So, what's the alternative then. Have people go walking the tracks off their own back? stay on the train and hope the fire doesn't get worse? Or for the other incident, what will be will be?
Perhaps guards should only be carried when we know there is going to be an incident :roll:
The thing is, the cat is already out of the bag. DOO is already allowed on a number of lines, so surely alternative procedures are already in place for such occurrences, or am I being terribly naive?
I am quite curious to know how often these days does a guard SUCCESSFULLY protect a train with detonators, by which I mean actually avert an escalating incident by stopping a second approaching train. By contrast, there was NOT time to place protection at e.g. the Watford tunnel collision last year.
I can see e.g. the merits of detonators warning a rescue loco, but even so, detonators are 19th century technology, introduced before a number of other communication methods became available.(GPS, VHF, mobile, GSM-R etc). As long as the replacement can be shown to be as safe there shouldn't be an issue.
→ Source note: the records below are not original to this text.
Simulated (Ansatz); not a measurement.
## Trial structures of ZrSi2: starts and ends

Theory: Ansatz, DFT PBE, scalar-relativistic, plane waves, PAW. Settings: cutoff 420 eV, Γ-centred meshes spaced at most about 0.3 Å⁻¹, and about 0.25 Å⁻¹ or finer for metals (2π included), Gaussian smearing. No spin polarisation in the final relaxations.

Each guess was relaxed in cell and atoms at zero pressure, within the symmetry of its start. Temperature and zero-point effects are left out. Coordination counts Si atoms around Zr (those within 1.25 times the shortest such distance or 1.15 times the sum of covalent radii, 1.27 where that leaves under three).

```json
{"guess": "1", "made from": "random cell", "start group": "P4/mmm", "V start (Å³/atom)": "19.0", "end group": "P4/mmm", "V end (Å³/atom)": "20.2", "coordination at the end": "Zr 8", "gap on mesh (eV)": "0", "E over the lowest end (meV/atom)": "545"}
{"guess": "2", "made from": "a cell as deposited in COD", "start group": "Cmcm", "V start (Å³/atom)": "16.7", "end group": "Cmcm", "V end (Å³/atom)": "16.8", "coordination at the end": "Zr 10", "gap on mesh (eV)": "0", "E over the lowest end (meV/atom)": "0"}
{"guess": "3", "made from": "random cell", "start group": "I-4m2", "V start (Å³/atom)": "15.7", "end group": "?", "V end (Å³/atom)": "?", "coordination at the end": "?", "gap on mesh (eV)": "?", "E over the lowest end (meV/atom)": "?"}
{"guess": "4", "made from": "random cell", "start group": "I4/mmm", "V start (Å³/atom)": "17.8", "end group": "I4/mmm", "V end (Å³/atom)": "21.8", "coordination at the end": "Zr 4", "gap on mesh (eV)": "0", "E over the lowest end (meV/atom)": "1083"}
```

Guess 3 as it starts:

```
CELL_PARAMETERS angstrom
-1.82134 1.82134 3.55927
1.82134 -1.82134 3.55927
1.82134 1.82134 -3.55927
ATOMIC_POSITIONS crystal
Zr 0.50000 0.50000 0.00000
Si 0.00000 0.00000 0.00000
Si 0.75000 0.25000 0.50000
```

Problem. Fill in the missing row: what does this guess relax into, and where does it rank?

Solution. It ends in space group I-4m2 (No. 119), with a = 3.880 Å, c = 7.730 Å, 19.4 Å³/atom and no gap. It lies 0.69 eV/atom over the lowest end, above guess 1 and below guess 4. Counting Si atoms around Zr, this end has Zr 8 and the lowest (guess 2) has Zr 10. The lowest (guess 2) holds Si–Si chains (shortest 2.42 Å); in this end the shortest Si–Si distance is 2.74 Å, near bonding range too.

I remember reading a guards memoirs in one of the mainstream magazines. The safety requirements of a rake of Mk I's or 4 wheeled coal wagons are very different from modern stock. One incident I recall is where he insisted a coach was removed from the train as he thought the suspension looked iffy. We don't seem to have that sort of incident these days.
If DOO is actually dangerous at particular locations this should be demonstrable. What we actually get is a lot of "proof by arm-waving". (The notion that the speaker must be right because they can wave their arms more vigorously than their opponent...)
If, say, monitors are genuinely unviewable I would hope to see much more working-to-rule going on.